What will the classroom of tomorrow look, sound, and feel like? Developments in technology, space and pedagogy can all be acknowledged as key to the progress of the modern classroom.
These evolved learning spaces will be a powerful catalyst for personalised learning, student engagement, classroom collaboration and interactive feedback. By using modern resources and platforms, the modern classroom can be adopted by all teachers.
1. Create a design brief
Create a design brief for your learning space that considers space, pedagogy and technology and how they work together. A strong brief is essential to setting out your aims and objectives, providing a blueprint during your planning journey.
The modern classroom design brief should either be compiled by, or in collaboration with, the head teacher or a member of the senior management team.
2. Identify the stakeholders
Draw up a list of all stakeholders that are involved, interested in or affected by the project. This list will comprise of pupils, staff, parents, governors, partners and suppliers. Once your list is compiled, involve everyone at an early stage to understand and support the Design Brief. Make it clear that their involvement during the initial planning stages of the project is vital.
3. Maximise technology
A common issue found within schools is that existing technology is being underutilised. Often apps are not being utilised via school tablets, or the wealth of resources on the internet are not being taken advantage of; most schools can make more use of their technology, enabled through training.
Technology in teaching and learning training is offered by ed tech suppliers and training providers, who can create a training plan.
4. Assign roles
Map out the roles of teachers and students:
- Who is producing content?
- Who is presenting it?
- Who is providing feedback?
It is important to remember you are creating a modern classroom that does not depend on the old methods of teacher-centric lesson delivery.
5. Determine layout
Consider the positioning of students and teacher. Mock up your design either using free online software (e.g. Google Docs using shape tools) or even a trusty flipchart.

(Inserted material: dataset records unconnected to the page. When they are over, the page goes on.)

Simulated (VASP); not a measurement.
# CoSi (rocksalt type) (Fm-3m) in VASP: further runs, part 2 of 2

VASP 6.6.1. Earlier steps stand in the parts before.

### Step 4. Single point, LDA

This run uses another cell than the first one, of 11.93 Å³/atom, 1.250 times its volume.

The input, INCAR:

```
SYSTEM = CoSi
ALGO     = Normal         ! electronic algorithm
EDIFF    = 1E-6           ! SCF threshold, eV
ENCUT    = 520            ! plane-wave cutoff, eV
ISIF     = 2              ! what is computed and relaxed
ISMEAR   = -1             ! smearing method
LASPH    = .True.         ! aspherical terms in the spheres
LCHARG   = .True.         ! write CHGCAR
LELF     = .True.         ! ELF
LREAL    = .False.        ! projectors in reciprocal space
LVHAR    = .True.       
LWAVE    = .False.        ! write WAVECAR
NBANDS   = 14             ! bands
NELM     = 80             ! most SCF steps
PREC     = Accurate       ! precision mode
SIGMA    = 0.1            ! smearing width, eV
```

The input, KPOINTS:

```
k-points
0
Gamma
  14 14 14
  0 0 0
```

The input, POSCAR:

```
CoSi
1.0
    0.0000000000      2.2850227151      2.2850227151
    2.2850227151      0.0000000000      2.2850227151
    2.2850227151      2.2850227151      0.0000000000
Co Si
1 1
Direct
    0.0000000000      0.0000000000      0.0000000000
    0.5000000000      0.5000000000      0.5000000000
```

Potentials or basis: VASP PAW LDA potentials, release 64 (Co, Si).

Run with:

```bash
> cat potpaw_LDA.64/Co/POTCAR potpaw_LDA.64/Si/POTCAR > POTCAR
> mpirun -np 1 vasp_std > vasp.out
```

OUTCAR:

Create multiple layouts that can be changed to maximise on different learning styles or lesson plans. Take time to consider the size and shape of the room – the resources available – and the various teacher/student set-ups that will enable a variety of learning scenarios.
6. Review pedagogy
Plan the introduction of various teaching methods, including:
- Collaborative learning
- Social learning
- Flipped learning
- Design-based, feedback-based and enquiry-based learning
Use ClassFlow, a free, teaching and learning platform that acts as the glue connecting all learning materials and devices.
7. Embrace the outside world
The massive accessibility to technology outside of the classroom represents significant opportunities for learning. The modern classroom embraces and encourages these opportunities.
Enable, encourage, capture, recognise and share connected learning and achievement that take place outside of the classroom and school environment.